Cast your mind back to when you were seen as a social inadequate for not joining a conversation about the Premier League; when pariah status was attached to the lunch guest who was indifferent to Jose Mourinho's charisma, Arsene Wenger's intellect, or the merits of playing two holding midfielders rather than just one.
Back then, the Premier League obsession was such that Paul Whitehouse created a comic riff from the arriviste football fan who asked in the pub how Dennis Bergkamp could possibly play for both Arsenal and Holland. With its ruminations about Thierry Henry and its newly gentrified tribalism, the Premier League felt, for a while, like the only thing anyone ever talked about.
The stars were fresh, the stadiums were refashioned, the television coverage was revolutionised and the Premier League became the place where the nation met to unleash its passions.
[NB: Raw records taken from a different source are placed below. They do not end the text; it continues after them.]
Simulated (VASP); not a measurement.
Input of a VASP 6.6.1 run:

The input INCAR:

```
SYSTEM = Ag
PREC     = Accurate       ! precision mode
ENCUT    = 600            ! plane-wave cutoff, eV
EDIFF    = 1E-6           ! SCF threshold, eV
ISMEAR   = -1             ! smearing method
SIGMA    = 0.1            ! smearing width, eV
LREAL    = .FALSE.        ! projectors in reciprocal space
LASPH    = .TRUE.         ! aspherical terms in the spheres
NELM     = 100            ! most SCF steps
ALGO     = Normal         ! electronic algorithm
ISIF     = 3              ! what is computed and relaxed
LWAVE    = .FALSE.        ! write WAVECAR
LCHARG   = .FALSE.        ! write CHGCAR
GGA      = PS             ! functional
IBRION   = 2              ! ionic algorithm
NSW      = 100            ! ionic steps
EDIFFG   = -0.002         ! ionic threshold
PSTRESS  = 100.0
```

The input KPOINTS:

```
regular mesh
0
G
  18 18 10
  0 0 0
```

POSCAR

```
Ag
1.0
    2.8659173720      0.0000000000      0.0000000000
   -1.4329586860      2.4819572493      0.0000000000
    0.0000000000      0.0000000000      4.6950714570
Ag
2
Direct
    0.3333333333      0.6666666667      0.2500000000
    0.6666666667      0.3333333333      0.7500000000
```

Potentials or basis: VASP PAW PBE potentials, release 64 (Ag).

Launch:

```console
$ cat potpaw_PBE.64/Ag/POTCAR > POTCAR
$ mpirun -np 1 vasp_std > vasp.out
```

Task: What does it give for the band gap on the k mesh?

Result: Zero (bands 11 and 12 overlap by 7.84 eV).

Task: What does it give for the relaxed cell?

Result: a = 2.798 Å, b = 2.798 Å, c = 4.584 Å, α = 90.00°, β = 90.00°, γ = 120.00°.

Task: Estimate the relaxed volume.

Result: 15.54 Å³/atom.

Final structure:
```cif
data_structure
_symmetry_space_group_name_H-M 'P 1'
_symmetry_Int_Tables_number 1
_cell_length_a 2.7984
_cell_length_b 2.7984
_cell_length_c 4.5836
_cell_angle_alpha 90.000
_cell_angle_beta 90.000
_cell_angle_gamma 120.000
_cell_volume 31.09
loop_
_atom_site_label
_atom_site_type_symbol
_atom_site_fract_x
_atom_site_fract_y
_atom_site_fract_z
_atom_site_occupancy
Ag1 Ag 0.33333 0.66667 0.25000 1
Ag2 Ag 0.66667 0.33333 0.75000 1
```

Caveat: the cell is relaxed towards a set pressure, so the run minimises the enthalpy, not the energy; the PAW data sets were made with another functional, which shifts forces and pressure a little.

Domestic cultural conquest was only the start. The marketing departments of England's top division set out like Victorian imperialists to repaint the world's map red, creating allegiances in far-off places that the locals never knew they had until David Beckham rolled into town.
Exploiting Rupert Murdoch's need to force customers to sign up to Sky, the Premier League defied the laws of economics. It was always boom and never bust.
Now cut to the news that TV audiences for Premier League matches on Sky fell by 19 per cent at the start of this campaign and that BT's Champions League viewership dropped 40 per cent one Tuesday night.
The first point is that stomping on the Premier League for greed is probably not going to take us much closer to an understanding of why viewing figures are heading south - here and in the NFL in America. There is alienation, sure, from the corporatised culture, with its joke transfer fees (pounds 89?million for Paul Pogba), agitating agents and hired-gun players. But let's not shoot it all down. There is still a lot to be said for a league in which Manchester City, Arsenal, Liverpool, Chelsea and Spurs are separated by a point after nine matches.
Turning away from football is no longer a sign of weirdness, that much is true. For many, it is a badge of honour now not to pay three times over to watch a sport where people can earn pounds 100,000 a week for doing, well, not very much. A TV Licence, a Sky Sports subscription and a BT Sport fee amounts to a triple charge for watching a club engaged at Champions League level.
Yes, the latest figures may be distorted by illegal streaming, the Rio Olympics and changes in entertainment fashions (it is noticeable how many people say these days they have no wish to sit through 90 minutes of Hull v West Bromwich Albion). But allow me to go all zeitgeist for a minute to posit the theory that our distraction culture is responsible for people deciding they can follow football without actually watching the games.
Anyone who watches Charlie Brooker's Black Mirror on TV - well, via Netflix streaming, now - is already braced for the time when virtually all human actions are performed via smartphone: the hyper-addictive screen in the palm of your hand on which you can already watch live sport but also supposedly "be part of" the story, via Twitter, gifs and countless other social media playgrounds.
A crude but accurate summary is that we are hurtling to a point where people are too busy communicating with one another to concentrate on anything there is no obligation to concentrate on.
And that requirement to focus on a 90-minute event has been removed by new forms of digital technology. Speaking to people now, you are struck by how many have not seen the game but know the 'important' details. They have seen the goal in highlight clips, watched Player A poke Player B in the eye in a gif and followed the Twitter storm about the ref missing an offside.
In a confession box, many would admit to keeping one eye on the game while fiddling with a hand-held device. Parents speak of children looking up from Snapchat when they hear a noise (a goal, perhaps). This distraction culture goes deeper than football. But since football is such a powerful force, it was inevitable that TV viewing figures would reflect consumption habits - if only in the field of illegal streaming.
The television revolution put Premier League football on its pedestal and the communications revolution threatens its capacity to hold our gaze. On top of that we could start all sorts of conversations about the shortage of star quality here, the dullness of many games, and the Premier League's cardinal sin of over-supply. Spreading kick-off times over the whole weekend and invading Friday nights undermines dramatic tension. Football becomes a thing that will just not leave you alone.
The massively empowered social media spectator can escape the 90-minute commitment, and consume the game in fragments, on demand, any time, anywhere. So the same TV industry that preaches consumer 'choice' may end up paying a high price for giving people the tools not to watch the games for which the broadcasters paid such astronomical fees: more than pounds 10?million per Premier League match, in Sky's case.
If modern football ran off with our money, it might now have to double-back and persuade us to sit still and pay attention.